1
votes

We want to separate our data in tables with before and after processing.

The data currently resides in tables in a BigQuery dataset with name "pre".

The question now is whether to place the resulting table in a different dataset with name "post", or to keep it in the same dataset.

To consider: scripts will be joining tables from both datasets in their queries.

Is there any internal optimization in BigQuery when joining tables in one same dataset and that we will miss by splitting that in two?

For example, data locality? One might think that joining a table from a dataset in Europe with one from a dataset in the US might lead to extra effort to move data around. Could that incur extra network costs? CPU? But in our case, both datasets will be US.

Regarding access control, different data sets can be used to assign different permissions to one or another service account; but we will not make use of that.

1

1 Answers

1
votes

Is there any internal optimization in BigQuery when joining tables in one same dataset and that we will miss by splitting that in two?

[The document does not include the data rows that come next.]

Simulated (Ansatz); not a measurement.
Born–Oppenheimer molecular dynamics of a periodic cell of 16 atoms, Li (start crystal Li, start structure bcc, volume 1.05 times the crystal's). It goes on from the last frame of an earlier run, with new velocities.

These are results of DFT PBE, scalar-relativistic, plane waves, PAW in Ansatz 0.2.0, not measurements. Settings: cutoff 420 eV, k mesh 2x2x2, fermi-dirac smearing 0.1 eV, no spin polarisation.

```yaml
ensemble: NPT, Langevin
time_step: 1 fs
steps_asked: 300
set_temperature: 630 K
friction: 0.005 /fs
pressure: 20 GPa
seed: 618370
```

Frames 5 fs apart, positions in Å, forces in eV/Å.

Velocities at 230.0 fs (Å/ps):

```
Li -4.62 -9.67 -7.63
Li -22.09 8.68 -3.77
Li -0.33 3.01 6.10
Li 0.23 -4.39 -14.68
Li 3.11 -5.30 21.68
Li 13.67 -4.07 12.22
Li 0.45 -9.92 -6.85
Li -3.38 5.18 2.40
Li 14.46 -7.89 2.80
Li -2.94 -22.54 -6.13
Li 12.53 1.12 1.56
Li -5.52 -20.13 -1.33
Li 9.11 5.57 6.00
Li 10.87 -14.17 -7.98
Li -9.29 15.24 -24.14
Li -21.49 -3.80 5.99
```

I'm not aware of any optimization for tables in same dataset. Regarding locality, any given query is regional. A query cannot join a table in US with a table in EU. Once a query is validated it is guaranteed that all the tables to be accessed is in the current region.

Regarding access control, different data sets can be used to assign different permissions to one or another service account; but we will not make use of that.

Access control doesn't have impact on performance. Your query might be accessing datasets which have distinct permission settings, but as long as the acting account has all the permission needed, it doesn't matter whether the tables reside in same dataset or different ones.